In this Chief of Staff Network member spotlight, you will learn from Tim Gilligan, the Chief of Staff at Capital One. You will learn how Tim was initially hired in 2017 as a Design Practice Manager to becoming a Senior Director, Chief of Staff at Capital One.
Let's dive in!
How did you get into your CoS role at Capital One? I think there is an interesting story about it…
I was initially hired to lead our operations practice for Commercial Design. As I learned more about how we work and the roles at Capital One, it became clear that the business understood my operational role as a chief of staff. I worked with my leader and we built a path for me to move into a hybrid Operational and Chief of Staff role.
What was exciting about transitioning internally into a CoS role?

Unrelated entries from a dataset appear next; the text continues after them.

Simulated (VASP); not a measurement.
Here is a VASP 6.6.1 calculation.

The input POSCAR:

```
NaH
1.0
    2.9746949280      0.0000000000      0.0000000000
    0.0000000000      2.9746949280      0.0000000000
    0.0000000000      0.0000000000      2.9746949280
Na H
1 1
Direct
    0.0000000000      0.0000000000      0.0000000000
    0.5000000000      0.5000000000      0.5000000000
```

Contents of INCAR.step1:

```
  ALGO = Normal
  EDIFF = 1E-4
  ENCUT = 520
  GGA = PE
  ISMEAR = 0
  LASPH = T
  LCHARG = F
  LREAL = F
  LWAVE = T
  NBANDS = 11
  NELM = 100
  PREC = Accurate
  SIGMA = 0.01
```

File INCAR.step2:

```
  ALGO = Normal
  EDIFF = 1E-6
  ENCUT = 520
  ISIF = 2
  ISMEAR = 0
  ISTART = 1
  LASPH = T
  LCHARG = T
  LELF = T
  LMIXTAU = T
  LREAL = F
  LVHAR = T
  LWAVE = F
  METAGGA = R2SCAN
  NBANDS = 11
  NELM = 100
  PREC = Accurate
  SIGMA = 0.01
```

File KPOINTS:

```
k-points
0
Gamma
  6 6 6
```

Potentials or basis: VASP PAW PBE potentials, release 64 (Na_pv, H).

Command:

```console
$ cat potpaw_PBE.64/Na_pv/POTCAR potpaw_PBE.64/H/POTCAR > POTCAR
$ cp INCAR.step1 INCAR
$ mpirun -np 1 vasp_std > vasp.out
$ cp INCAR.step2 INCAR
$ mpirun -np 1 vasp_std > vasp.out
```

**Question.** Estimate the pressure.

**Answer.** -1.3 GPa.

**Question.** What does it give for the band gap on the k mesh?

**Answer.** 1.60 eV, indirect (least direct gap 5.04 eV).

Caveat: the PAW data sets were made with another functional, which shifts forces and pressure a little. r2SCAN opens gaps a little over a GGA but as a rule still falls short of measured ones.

Legibility. We have a robust Chief of Staff practice and design operations was, in 2017, a fairly nascent field. It was exciting to be on the forefront of elevating a design practice through operational rigor, but within the larger context of my ecosystem, the CoS title and role helped make my focus and goals clear to others familiar with Chiefs of Staff more broadly. I was also able to lean more into executive communication and enablement which has been an incredibly rewarding area of focus.
What has been your biggest learning from this internal transition as well?
A deep understanding of the context and dynamics you are operating within and supporting was central to my transition and continued exploration. Many operational roles are inherently invisible or seamless when executed well so a keen eye on observation is central to identifying and delivering on opportunities.
What advice would you give to someone looking for a CoS role now?
Perhaps this is more broadly applicable, but spend time identifying your strengths, values and boundaries. I deeply care about people and setting them up for success in their careers. This focus has helped me discern where and when I am the right person to lean in and where I may need to delegate or seek support from my team. Knowing your goals and values makes it much easier to communicate to principles and teams and identify if you and the role are appropriately aligned.
You are the local chapter lead for DesignOps Assembly. Why is this role meaningful to you? How does it help you with your CoS role as well?
Chiefs of Staff and Design Operations are two ecosystems of incredibly dynamic and unique professionals driving rigor, practice development, and operationalizing core values into business impact. Entering into Design Operations as a practice was a big embrace of some of the most dynamic leaders I have had the opportunity to work with and learn from. Our founder Meredith Black Brant espouses an ethos of inclusivity, stewardship, and having fun whilst doing it. I try to bring this energy to our New York Chapter and to my role as a Chief.
What were some of the key learnings or breakthroughs you had while working as a CoS?
It is not enough to have the foresight to know where we are heading strategically and operationally. The true test of an executive and their chief is how well they can bring their org, their partners, and teams along the journey. Inherent to business is practice evolution and patience and persistence as we grow and shift is perhaps one of the most valuable lessons I have learned again and again.
What have been the most challenging and rewarding parts of your CoS experience?
My experiences have thrust me into a continuous liminal space. This has made fertile ground for me to have profound impacts on our culture and ways of working and connect with and uplift many different ideas and opportunities, but it also has invited me to be both inside of and an observer of the systems we operate within. This duality of focus makes patience, dispassionate curiosity, and judgment key to navigating. It is essential for me to build trusting relationships early so I can collaborate with peers to drive outcomes.
What are you most focused on right now?
I am very interested in building systems of accountability and autonomy. We are at a unique inflection point where we have the opportunity to deeply understand the constraints and boundaries of the organization and orient our teams towards an ethos of experimentation and curious questioning. I am bringing a mix of wayfinding and generative tools for inquiry paired with more traditional well managed business tools (SWOT, Forecasting, Metrics, Business Model Canvas) into our teams to help develop our path forward.
What’s the best professional advice that you’ve ever been given?
Lisa Gironda shared the insight with me that “Knowledge is a burden.” At once, she recognized and empathized with the weight we are asked to carry as Chiefs of Staff and a reminder to share the power of information with humanity and care. I love to share and build trust, but I return to this again and again as I work through how and when I communicate.
Is there anything else you want to share?
I am very interested in the intersections of Design Operations and Chiefs of Staff. Often, I say Design Ops is a design role where the org and team is your domain. For Chiefs, I think there is a similar call to organization and team and executive. The mix of a strong operational practice matched with a strategic outlook has been foundational for me to ground myself in the midst of ever changing contexts in my career.